Metric of positive curvature and Homology group

Question

Is it possible to decide that whether the manifold $M$ admit a metric of positive curvature by knowing all Homology group of $M$?

Answer 1

No. For example, $S^9$ admits a metric of constant positive sectional curvature, but there is an exotic $9$-sphere $\Sigma$ (i.e. $\Sigma$ is a smooth manifold homeomorphic to $S^9$, but not diffeomorphic to it) which does not even admit a metric of positive scalar curvature. As $S^9$ and $\Sigma$ are homeomorphic, they have the same homology groups.

Answer 2

Definition. A manifold $M$ is called an $n$-dimensional homology sphere if its homology groups are isomorphic to that of $S^n$ (i.e. $M$ is connected and its homology is nonzero only in degrees 0 and n).

There are many examples of integer homology spheres in dimension 3 which are apherical (i.e. have contractible universal covering space). The simplest example I know is obtained as follows: Take the trefoil knot $K\subset S^3$, let $N$ be the complement in $S^3$ to a regular neighborhood of $K$. The boundary of $N$ is $T^2$. Now, glue two copies of $N$ by swapping the meridians and longitudes. MV sequence shows that the resulting manifold $M$ is a 3-dimensional homology sphere. With a bit more work, one verifies that $M$ is aspherical.
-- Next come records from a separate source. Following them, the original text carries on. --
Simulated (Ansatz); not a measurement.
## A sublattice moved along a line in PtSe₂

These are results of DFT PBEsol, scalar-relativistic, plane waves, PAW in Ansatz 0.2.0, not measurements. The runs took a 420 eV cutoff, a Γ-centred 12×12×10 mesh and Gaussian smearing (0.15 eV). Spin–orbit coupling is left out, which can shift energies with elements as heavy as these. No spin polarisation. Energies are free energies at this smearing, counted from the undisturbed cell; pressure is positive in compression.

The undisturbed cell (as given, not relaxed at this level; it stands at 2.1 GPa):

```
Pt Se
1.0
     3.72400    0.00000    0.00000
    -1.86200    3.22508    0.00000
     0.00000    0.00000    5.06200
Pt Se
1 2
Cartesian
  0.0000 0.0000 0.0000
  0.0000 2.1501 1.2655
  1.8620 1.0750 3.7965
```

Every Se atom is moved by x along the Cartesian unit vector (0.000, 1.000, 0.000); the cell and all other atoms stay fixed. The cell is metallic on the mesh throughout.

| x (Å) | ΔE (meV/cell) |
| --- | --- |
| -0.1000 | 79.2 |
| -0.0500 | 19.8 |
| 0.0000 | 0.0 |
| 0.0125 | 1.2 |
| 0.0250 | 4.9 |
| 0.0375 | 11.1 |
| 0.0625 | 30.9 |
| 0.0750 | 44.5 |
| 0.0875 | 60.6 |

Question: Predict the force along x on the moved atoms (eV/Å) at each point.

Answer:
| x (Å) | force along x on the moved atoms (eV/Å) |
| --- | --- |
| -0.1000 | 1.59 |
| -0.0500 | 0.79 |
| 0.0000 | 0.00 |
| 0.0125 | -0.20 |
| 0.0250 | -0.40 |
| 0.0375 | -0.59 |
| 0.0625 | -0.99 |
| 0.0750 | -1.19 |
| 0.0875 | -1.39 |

There are many other examples like this, for instance, among hyperbolic 3-manifolds.

According to Thm. 8.1 in

M. Gromov, H.B. Lawson, Positive scalar curvature and the Dirac operator on complete Riemannian manifolds, Inst. Hautes Etudes Sci. Publ. ´Math. No. 58 (1983), 83–196.

such a manifold cannot admit a metric of positive scalar curvature.